The following, yes, fluff piece on Howard Pyle comes from the March 1910 issue of the Ladies' Home Journal. I don't know who wrote it and the part about his "vulnerable pocket" might be a stretch (more about that later), but it's entertaining nevertheless...
An Artist Without A Pose
It isn't often that one meets a successful artist devoid of affectation or the eccentricities of genius, but who is just a plain, every-day man, round-faced, jovial, with kindly eyes, a pleasant smile, and a mind absolutely abhorrent of pretense.
But that is Mr. Howard Pyle, the moving spirit of a unique and incessant colony of art workers in a studio at Wilmington, Delaware - a man who, by his own creative work and the wide influence he has exerted through his numerous pupils, is known as the founder of an American school of illustration.
He is the kindliest of men, a lover of children and loved by them, and his smooth face beams benevolence wherever he goes. There is no deception about the beam either. Every time he appears in the streets of Wilmington the youngsters are lying in wait for him, for they know his pocket is vulnerable. And he cannot resist their importunities.

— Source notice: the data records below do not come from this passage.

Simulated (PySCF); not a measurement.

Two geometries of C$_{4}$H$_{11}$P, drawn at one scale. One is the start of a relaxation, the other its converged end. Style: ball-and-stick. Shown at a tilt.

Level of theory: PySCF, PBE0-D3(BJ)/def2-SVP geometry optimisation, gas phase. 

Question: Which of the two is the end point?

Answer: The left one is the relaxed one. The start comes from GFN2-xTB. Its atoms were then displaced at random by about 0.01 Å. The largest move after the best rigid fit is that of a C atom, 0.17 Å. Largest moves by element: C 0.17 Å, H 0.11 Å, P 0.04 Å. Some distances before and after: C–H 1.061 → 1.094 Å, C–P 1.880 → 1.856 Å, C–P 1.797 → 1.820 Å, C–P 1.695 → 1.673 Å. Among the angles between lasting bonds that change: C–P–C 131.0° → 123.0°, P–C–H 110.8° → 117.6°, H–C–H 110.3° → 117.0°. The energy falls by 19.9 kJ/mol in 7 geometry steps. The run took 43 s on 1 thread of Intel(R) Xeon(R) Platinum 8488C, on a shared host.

For years he maintained a school for struggling artists, giving his service as critic and mentor free. Himself a painter, but chiefly renowned as a writer and illustrator of books and magazines, Mr. Pyle found his greatest pleasure during many years in imparting his knowledge to young men of promise, absolutely without remuneration.
Although he has discontinued this school, he still devotes half an hour every morning at his studio to criticism of those art works which are brought to him. His association is no longer with pupils but with brother artists, for he says, "I criticise their work as one artist criticises another."
This statement is characteristic of the intense modesty of the man. Those who bring their work to him are very far from regarding his criticism as merely that of a brother artist on an equality with themselves. He shuns all those things commonly known as theories or principles, disclaims any desire for the "uplifting of art," and avoids those high-sounding phrases which have become catch-words among artistic poseurs. Nor will he be tempted into the expression of any partisanship in favor of this or that "school."
His artistic creed is so simple and practical as to appear almost commonplace. Yet his pupils know well it is not; it is that art should represent what the people want, what they love; that the artist should base his work on simple statement of natural and psychological fact; that Americans should study at home in their own country, instead of flocking to France, where art, he thinks is "decadent," where the exhibitions, he says, are "decidedly bad in drawing and color," and where there are no longer any teaching artists who may be called "distinguished."
Then he will talk along quietly of his interest in the work of young artists, of his constant pleasure in helping them along over difficulties. He will speak of inspiration as a thing wholly normal to the normal man, and will tell you that all of his own work is done with no grandiloquent purpose, but only because he finds it natural and desirable to do it.
There is no pose about Howard Pyle: great as an illustrator, perhaps the greatest in America, he is equally as great as a man.